Korsakow Build Our Own FAQ

Have added a new menu to the blog (Korsakow) with lots under it. Including a form page where you can ask for tech help around Korsakow. What is asked there will be posted to the blog (once I have some I’ll add a menu), and if you answer them satisfactorily you will receive ‘payment’ of one mark. The mark is simply added to whatever total you get for the rest of your work in the subject.

Constraint 05

Relations. A film image by itself says a lot, but in many other ways it is quite mute. That Vine clip of a coffee cup, playing as it does with the autofocus and autoexposure of the iPhone’s camera, shows a particular cup and saucer and spoon with particular qualities. It is all description (notice the texture, hue, and light on the surface of the saucer, it’s tone, shape and the shadow). But it doesn’t ‘say’ much – it isn’t really yet narrating anything, it’s simply a coffee cup, saucer, and spoon. Add a title, and make that a part of the work (in this case “glow to orange”) and things change a bit. Now the title orientates the short clip with a little bit of direction and focus, it seems to be about simply the arrival of this particular orange, its intensity and appearing is perhaps more important than what it is, suggesting a certain sort of abstract relation to the thing, and the film. Perhaps it’s more poem than story?

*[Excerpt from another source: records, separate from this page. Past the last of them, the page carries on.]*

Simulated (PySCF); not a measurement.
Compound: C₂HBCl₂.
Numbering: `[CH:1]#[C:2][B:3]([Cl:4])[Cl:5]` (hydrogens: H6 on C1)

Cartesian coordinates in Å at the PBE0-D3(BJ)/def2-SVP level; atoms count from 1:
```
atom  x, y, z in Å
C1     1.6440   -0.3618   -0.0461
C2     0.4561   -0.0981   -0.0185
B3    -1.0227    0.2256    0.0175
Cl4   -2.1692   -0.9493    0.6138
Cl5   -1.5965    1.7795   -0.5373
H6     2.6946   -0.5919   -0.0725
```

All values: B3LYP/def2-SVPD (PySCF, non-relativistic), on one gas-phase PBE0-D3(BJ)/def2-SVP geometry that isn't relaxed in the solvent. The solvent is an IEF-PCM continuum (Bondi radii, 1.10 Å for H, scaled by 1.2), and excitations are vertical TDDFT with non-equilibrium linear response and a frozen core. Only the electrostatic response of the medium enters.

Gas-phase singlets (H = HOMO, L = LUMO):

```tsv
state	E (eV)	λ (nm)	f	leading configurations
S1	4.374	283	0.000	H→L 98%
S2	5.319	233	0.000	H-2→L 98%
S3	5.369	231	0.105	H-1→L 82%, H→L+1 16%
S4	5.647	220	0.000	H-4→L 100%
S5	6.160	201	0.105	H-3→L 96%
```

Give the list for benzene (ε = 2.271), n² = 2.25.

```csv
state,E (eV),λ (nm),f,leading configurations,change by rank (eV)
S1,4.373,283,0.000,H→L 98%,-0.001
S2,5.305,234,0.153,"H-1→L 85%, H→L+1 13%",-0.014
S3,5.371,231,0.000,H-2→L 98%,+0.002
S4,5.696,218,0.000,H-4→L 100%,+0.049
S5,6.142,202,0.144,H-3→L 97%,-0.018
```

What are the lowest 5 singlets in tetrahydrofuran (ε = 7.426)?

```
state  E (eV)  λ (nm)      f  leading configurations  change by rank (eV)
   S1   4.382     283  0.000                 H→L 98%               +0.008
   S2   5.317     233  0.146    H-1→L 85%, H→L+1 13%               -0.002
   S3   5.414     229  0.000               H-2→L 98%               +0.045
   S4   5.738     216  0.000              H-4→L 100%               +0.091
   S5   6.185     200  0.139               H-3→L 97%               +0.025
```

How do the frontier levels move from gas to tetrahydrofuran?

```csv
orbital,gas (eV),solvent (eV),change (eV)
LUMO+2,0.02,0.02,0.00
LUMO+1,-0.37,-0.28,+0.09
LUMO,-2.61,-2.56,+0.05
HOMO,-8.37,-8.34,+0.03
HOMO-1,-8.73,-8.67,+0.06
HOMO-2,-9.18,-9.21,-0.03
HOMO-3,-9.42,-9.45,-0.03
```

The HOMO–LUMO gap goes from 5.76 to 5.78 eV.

Take that brief shot of a cup, saucer and spoon and if you placed it in relation to other shots, then things change dramatically. Surround it with other cups and I have a work, that at a minimum, I might take to be about cups. Or surround it with other things ‘appearing’ as brief intensities of colour, and I’m perhaps got a film that is thinking about colour (perhaps in the spirit of the Delauney’s.

Relations between therefore carry great force to change what we understand the shot to be about.

This week’s theme begins to consider what sorts of relations there might be between other things, and how these might be filmed. These tasks invite poetic interpretation and an effort to think from something else’s point of view.

  • make a six to ten second clip that is about someone else, not from your immediate family – and film them in a way that describes who you think they are, without filming their face
  • make a six to ten second clip that describes an object from the point of view of an animal in your home
  • make a six to ten second clip that describes either air, sky, water, or earth, from the point of view of a plant
  • in each clip you should only show the parts of things, not wholes

Technical

  • each clip should be six to ten seconds in length (if you use Vine they will be six)
  • editing can be done in camera, or after
  • the video needs to be published into your blog (you can use vimeo, blip.tv, or embed them yourselves)
  • there should be one video clip per blog post
  • the source media needs to be available as H.264 video

K-Films

Axel writes about Almost Architecture, a substantial K-Film about signage and the city (Matt Soar has a research interest as a designer in signage and collects the old building signs of Montréal), noting the importance of use of the soundscape. Sound, in my experience, is one of the things that is often overlooked but makes an enormous difference. Prani looks at Bear 71, a high end interactive documentary that does an intriguing mix of data, location, and ecology. Imogen meanwhile explores two interactive documentaries that aren’t made in Korsakow, seeing what sorts of things are done, being done, and what they’re about and how. Henry watches two student works and is impressed, one is an abstract consideration of collage and time, the other uses a simple, repeatable premise to make an intimate observational work. Natalie has some good comments and observations about another student film -these are great models of what you need to do for the short essay. Axel wonders about themes and consistency in some of the works viewed (good questions), and the importance of the interfaces designed and used.

Your Commentary on K-Films

James likes Born to Die, a student film from 2012. I haven’t invited you to look at previous work like this before, and I’m not sure if it will make any difference to anything, but in general I’m surprised by the generally positive response to previous work. Confusion is a recurring comment, but this, of itself, is neither a good or bad thing. Kate looks at Ennui and uses de Bono’s hats to do the work.

Lives, Stories, Narrative, Teleology

You can narrate your own life, but you do that after the fact, not during it. Just as I can narrate a football game after the fact and now infer an narrative arc, and even intentionality. However, while living my life, and even while playing the game, I am not narrating. This difference is important (in relation to understanding what narrative is, and is also the foundation of ethics) because one is always happening now and the other, even with our grammatical tricks of using the present tense, is always was. It is easy (and trivial) to infer causation afterwards, even where the causation is wrong, and causation is the heart of narrative.

The second problem arises because it makes my life the centre of how I want to think about narrative, and then there seems a small step to thinking that narrative equals the world, and if it can’t be narrated then it either can’t be understood, or doesn’t matter. This could be as simple an issue as using ‘me’ as the measuring instrument for the discussion (my life is a narrative). We can narrate anything we like about the world, but this is not the same thing as what the world is. This is similar to my point that I can narrate the ‘story’ of the match, but this is not the same thing as what the match is. To make it blunt: I can narrate sex, but I think you’re an idiot if you think that is the same thing as experiencing sex or what sex is (or love, hate, anger, joy, hunger, being drunk, coffee, blue, the sky the other night, a lover’s touch) – though it would our lives much less complicated.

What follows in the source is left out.